I should probably preface this post by noting that Virginia Woolf is one of my Very Favorite Authors. I’m a huge fan. But 50 pages into Jacob’s Room, I was bored to tears. I even read a few reviews on Goodreads to help figure out if the story would ever start. The answer is no.
That’s the thing with Jacob’s Room: there’s really not much of a story. It’s generally about the life of a young man named Jacob, but it’s mostly told by people around him, and even then, he’s only on the fringes. It starts when he’s a child, his father has died, and his mother finds him irritating. And so on. There’s not really a plot.
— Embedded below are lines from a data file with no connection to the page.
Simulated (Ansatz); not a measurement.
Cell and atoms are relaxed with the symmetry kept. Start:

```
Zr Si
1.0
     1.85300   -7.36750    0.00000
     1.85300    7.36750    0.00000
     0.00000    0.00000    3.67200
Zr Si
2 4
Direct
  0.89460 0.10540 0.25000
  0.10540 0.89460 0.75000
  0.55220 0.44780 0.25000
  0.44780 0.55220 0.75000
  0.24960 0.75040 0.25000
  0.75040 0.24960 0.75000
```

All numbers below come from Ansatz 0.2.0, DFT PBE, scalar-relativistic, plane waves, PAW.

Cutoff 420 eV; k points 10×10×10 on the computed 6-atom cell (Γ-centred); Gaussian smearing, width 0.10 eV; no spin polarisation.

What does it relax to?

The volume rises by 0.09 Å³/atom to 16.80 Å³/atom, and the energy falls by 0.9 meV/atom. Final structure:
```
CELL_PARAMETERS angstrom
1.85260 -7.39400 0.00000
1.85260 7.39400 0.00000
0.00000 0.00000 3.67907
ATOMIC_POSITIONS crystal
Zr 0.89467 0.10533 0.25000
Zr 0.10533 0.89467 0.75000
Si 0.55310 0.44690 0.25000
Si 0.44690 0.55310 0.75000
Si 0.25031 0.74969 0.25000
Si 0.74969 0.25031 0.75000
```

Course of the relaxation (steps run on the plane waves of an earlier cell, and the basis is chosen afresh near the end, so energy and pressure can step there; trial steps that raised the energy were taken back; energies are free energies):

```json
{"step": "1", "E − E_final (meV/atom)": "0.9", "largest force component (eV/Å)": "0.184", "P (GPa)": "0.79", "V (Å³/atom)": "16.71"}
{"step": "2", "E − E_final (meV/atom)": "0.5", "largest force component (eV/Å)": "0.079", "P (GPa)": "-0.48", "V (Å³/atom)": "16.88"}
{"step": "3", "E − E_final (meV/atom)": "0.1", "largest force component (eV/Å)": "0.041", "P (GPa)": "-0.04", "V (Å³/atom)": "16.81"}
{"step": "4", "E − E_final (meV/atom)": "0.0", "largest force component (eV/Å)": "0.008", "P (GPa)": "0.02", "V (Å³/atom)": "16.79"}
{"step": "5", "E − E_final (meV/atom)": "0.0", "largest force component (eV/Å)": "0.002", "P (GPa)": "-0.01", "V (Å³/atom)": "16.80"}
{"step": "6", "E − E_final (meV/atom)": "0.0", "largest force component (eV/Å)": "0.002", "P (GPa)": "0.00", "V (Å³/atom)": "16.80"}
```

What I did figure out from the Goodreads reviews (and our old friend Wikipedia) is that this is Woolf’s third novel, and it’s experimental. Not that that’s a bad thing: The Autumn of the Patriarch is most certainly experimental, and it’s one of the best books I’ve read this year. It’s fantastic. And wouldn’t you call The Sound and the Fury experimental, with its weirdo stream-of-consciousness-I-can-only-half-understand going on for the first quarter of the book? Experimental is interesting! Except when there’s so much experimenting that the story is totally forgotten. It’s kind of in the style of To The Lighthouse, which is fantastic, but minus the story. It’s nothing like Orlando, which I read fairly recently.
And that’s all I really have to say about Jacob’s Room. I didn’t like it because it was so boring. The language is especially beautiful, though, so if you’re willing to trade story for style, by all means, jump in. I’ll stick with all of the other Woolf novels I’ve read and loved – you know, the ones with plots.